What happened in Gallup, New Mexico
Warning: This post contains content related to child sexual abuse.
“The wound is the place where the light enters you.”― Rumi
The images arrive in my mind unbidden. Snapshots of the shadowy laundry room. Not just visuals. Other senses offer up memories too. The warmth of the dryers and the desert heat of a New Mexico summer gnawing at the building. The dull roar of the dryers harmonizing like a machine choir. I can even smell the fresh scent of detergent and clean clothing lingering in the air. Or maybe that’s my brain filling in the gaps.
Brains are tricky motherfuckers. Who’s to say what’s a memory, what’s a memory of a memory, and what artistic license my brain has taken in the four decades of life that have intervened since a 6-year-old me wandered around those rows of rusty washers and dryers in the laundry room of a dusty apartment complex in New Mexico?
After my parents separated when I was 5, Dad loaded up his Bronco and left our home in Orem, Utah for a job strip mining for coal in Gallup, New Mexico. Much later, as an adult trying to explain to him how much it hurt that he left the state, how little he was involved in our lives, and how bad it felt to grow up without a dad, he began to cry and, as usual, talked and talked and talked and talked and talked about how much harder it was for him which was an obvious segue into what a cunt Mom was for wrecking the family.
I suspect that, at nearly seventy, he’s still polishing that particular monologue, an old favorite of his. Divorced since the early eighties, reliably blaming Mom for the entire thing, fingers pointed outward at everyone else, never once questioning his role in the demise of his marriage and family. A popular divorce dynamic with which I am, unfortunately, intimately familiar.
Good talk, Dad. Cool cool cool. Thanks for listening.
Among other things, he told me the day he drove his beloved 1979 blue & white Bronco away from our house for good my older brother and I chased it down the street screaming for him to come back.

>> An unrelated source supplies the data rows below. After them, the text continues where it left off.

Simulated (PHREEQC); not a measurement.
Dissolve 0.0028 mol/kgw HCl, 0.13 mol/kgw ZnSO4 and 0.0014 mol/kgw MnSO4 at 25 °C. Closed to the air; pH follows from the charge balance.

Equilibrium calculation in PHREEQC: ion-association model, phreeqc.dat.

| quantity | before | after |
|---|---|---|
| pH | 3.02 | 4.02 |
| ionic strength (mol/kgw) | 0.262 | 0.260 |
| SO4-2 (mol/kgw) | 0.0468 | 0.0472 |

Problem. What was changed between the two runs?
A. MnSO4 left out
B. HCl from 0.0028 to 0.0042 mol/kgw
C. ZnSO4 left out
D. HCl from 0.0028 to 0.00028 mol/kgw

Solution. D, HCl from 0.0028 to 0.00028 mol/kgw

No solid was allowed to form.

I have no memory of this. I have very few childhood memories of Dad in Utah. I seem to have forgotten so much of what happened during my childhood. It was during our first trip to New Mexico that I cut off as much of my long hair as I could see in the mirror, my mom tells me. Because I couldn’t reach the back of my head with the scissors, I returned to her rocking a mullet rivaling Billy Ray Cyrus’ circa Achy Breaky Heart. Zero memory of this but the proof is in the pictures.
It was a chaotic, scary time. I wet the bed until I was 8 and felt unsafe, helpless, and lonely. There wasn’t a reliable adult in my life. They all screamed, they all cried, they were always gone. Talking or writing about it at all causes my body to tense up as dread blooms in my chest and stomach.